Brad Bowling
December 1, 2006

It sounds like a riddle or maybe one of those crazy questions we never could get right on achievement tests in school:

A man has two 1990 Mustangs in his garage. Both are convertibles wearing Deep Emerald Jewel green paint. Both are decked out in Saleen bodywork, but only one of the cars is a real Saleen Mustang. Is one car more 'special' than the other? What's going on here?

Jeff Reasons' high-performance duo is a great puzzle for Mustang detectives to decipher. We've given a few strong clues already, but before we send you running for that dog-eared copy of The Saleen Book, let us take you back some 17 years to find the answer.

The market planners at Ford Motor Company had scheduled a phase-out of the rear-drive Mustang platform in the late 1980s, but a near-violent public reaction convinced them such a move would be corporate suicide. Ford decided to keep the Fox platform until a suitable replacement could be designed, which explains why 1987-93 Mustangs were nearly identical from year to year. The Mazda-designed, front-drive coupe that was to have been the 1988 Mustang was renamed "Probe," and an American cultural icon was saved the embarrassment of finishing its career as a four-cylinder Japanese car.

Unfortunately, giant companies move at glacial speeds, and Ford completely missed the 25th anniversary of the more-popular-than-ever Mustang it had planned to kill. If you don't believe us, check the records. Ford produced a 20th anniversary model in 1984, a 30th in 1994, a 35th in 1999 and a 40th in 2004, but no 25th. Just like with any forgotten birthday, excuses were made and there were attempts to smooth things over with the insulted party (such as tiny "25th Anniversary" dash emblems Ford applied to all Mustangs built between March of '89 and April of '90).

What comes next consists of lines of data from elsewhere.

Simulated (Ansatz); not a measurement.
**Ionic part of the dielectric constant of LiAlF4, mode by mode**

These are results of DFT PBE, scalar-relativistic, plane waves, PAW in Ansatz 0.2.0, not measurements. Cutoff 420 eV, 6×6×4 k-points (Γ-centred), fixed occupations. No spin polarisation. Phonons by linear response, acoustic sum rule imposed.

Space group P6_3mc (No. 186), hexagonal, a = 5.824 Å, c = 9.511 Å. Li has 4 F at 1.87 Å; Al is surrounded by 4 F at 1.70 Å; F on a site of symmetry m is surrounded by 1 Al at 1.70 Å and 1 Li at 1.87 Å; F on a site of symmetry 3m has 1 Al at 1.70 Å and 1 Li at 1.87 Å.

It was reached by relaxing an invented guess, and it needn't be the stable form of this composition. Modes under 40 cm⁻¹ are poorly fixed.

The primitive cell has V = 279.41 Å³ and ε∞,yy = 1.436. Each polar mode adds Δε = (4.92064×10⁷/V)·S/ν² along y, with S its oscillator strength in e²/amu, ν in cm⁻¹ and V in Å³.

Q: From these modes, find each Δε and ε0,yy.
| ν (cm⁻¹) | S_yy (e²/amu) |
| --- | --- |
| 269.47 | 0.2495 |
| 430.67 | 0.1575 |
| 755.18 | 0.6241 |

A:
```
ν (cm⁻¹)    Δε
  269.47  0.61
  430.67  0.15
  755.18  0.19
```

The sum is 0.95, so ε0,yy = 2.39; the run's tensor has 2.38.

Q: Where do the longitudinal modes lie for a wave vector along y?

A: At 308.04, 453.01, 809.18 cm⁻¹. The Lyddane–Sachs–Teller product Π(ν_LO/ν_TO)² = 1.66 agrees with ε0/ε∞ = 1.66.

The first substantial move to appease loyal Mustangers occurred between January and April of 1990, when Ford produced 4,103 Mustang LX 5.0-liter convertibles with monochrome Deep Emerald Jewel Green paint (code PA), white tops, white leather interiors, Sport Seats, trunk-mounted luggage racks and the GT's turbine-like, 15-inch wheels.

Dealers called it the "Limited Edition LX," but the public dubbed the late birthday present "the 7UP car" and "the NCAA Mustang" - both of which have some validity. The 7UP soft drink company had a marketing arrangement to give away 30 green Mustang convertibles at the 1990 National Collegiate Athletic Association basketball finals to any specially chosen audience member who could sink a basket from center court. For unknown reasons, the contest never launched, leaving Ford with an attractive LE package it was free to sell to the public.

Regardless of what you call it, the '90 LE gave the Fox Mustang an exciting collector model (something it was sorely missing in its fourth year without change). Most cars - 2,743, in fact - were equipped with the four-speed automatic overdrive transmission, while 1,360 had five-speeds. There were an additional 261 cars built for export.

This is where Saleen Autosport enters the picture. Since there were no body pieces unique to the LE, Saleen easily slid some of the green convertibles through its Anaheim, CA, facility at the request of its customers. About a dozen 7UP cars drove in one end of the building, and very special Saleen Mustangs drove out the other. The only paint and body work required for the conversions was the removal of the standard trunk-mounted luggage rack and filling of the holes, but this task was performed on every LX Mustang that went through Saleen Autosport's hands. The 7UP Saleens were so desirable that one car sits today in a garage with less than 90 miles on the odometer!